Everyday people: Buganski has a special interest in the Civil WarDiane Buganski is comfortable in history. At work as the outreach coordinator and in the research library for the Goodhue County Historical Society, she helps other people discover the past.
By: Danielle Killey, The Republican Eagle
Diane Buganski is comfortable in history.
At work as the outreach coordinator and in the research library for the Goodhue County Historical Society, she helps other people discover the past.
Buganski assists locals, researchers and others looking for information, usually on genealogy or building histories.
The job is a good fit for her, she said.
“I like people to begin with, and there’s this common bond of history,” she said. “There’s a satisfaction when you do find something for somebody. It’s that hunting process.”
Her history career began when Buganski started as a tour guide for the historical society in Anoka County.
When she moved to Red Wing, she became a member and started volunteering at the Goodhue County History Center and eventually got a position there.
“Life has a way of an event leading you to places you never thought you’d be, but once you’re there you know that’s where you were supposed to be,” she said.
But her fascination with the past expands well beyond her career.
“Since I was young I’ve had a love of history,” she said. Her mother would take her to museums and art galleries around the Twin Cities as a child.
“Even in my time off now I could still go to museums and antique stores,” she said. “It’s so much a part of me.”
Her favorite time period is the Victorian era, and she said she has a special interest in the Civil War.
In fact, she often takes a step back to that time.
Buganski is a Civil War re-enactor, participating in a number of events around the Midwest portraying a nurse and cook from the 1860s.
There are a number of people she sees on a regular basis there, and they have become good friends.
“You’re in camp for several days you start forming real great relationships,” she said. “You’re all together sharing this hobby.”

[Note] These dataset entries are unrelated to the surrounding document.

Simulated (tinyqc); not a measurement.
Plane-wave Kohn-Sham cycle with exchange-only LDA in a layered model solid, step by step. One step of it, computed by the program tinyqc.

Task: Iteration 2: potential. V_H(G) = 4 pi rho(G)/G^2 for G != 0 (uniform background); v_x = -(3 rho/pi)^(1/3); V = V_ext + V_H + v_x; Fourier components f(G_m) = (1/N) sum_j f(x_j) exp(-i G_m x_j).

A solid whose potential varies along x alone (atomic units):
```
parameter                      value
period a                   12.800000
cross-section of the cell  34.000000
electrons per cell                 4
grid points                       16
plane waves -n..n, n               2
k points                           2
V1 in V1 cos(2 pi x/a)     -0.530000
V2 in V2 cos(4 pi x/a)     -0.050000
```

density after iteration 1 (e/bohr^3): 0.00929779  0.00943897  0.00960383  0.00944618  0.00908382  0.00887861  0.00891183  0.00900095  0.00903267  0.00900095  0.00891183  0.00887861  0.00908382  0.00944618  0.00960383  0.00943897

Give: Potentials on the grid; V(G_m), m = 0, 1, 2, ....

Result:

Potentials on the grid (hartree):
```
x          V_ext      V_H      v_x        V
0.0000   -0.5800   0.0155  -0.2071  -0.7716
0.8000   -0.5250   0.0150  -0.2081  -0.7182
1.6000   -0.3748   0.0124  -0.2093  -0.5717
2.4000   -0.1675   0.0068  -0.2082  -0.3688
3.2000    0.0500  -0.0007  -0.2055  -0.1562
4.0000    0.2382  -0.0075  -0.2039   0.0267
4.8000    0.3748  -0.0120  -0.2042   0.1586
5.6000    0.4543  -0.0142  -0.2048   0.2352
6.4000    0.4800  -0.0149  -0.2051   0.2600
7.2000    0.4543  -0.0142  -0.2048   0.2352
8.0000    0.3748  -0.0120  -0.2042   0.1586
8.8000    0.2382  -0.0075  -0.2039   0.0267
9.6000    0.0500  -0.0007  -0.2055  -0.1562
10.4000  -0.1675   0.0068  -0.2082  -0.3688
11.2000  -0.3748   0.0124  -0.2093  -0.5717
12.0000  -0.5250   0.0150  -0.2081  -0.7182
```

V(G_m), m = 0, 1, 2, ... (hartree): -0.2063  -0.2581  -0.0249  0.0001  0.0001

She said she is lucky to have married a man who also is very interested in history — she and Tony Bianchi met at a Civil War re-enactment camp and go to events together.
When they were married a few years ago in Vasa, their wedding had a Civil War theme, complete with period clothing.
As a re-enactor, she’s learned that everything at events must be authentic, from the tents and cannons down to the undergarments. It keeps the scene realistic, and also contributes to the experience for those involved.
“When you start putting on all this clothing your mannerisms change,” she said. “You start seeing how these people lived their lives.”
It’s hard work, chopping wood, cooking with period utensils and sewing by hand. After returning from a weekend at the Civil War, modern conveniences regain their appeal, she said. But you also learn to appreciate the way of life, she said.
“You really get a feel for what our ancestors … went through to give us our comforts today,” she said. “And nothing tastes better than breakfast cooked over a campfire.”
Buganski has traced her family history through a number of times including during the Civil War, where three brothers in her family fought for the Union and one for the Confederacy.
“It split my family apart,” she said. “It’s a very sad commentary on what this war did to our country.”
Her experience has helped others along their journeys.
“I can relate to that brick wall you hit when researching your family history,” Buganski said. “I’ve been able to help people punch through that wall.”
Living in Red Wing, Buganski finds a way to experience history everywhere.
Being around historic maps and photos, Buganski said she can go into town and envision what it was like in another era.
She also is an amateur photographer and enjoys shooting historic buildings and abandoned farms in the area.
“The juxtaposition of a collapsed fallen-down barn and the beautiful scenery is so interesting,” she said.
Red Wing has a rich history, Buganski said.
“But people also can realize history is everywhere. It’s in your backyard,” she said. “There’s something there to be discovered.”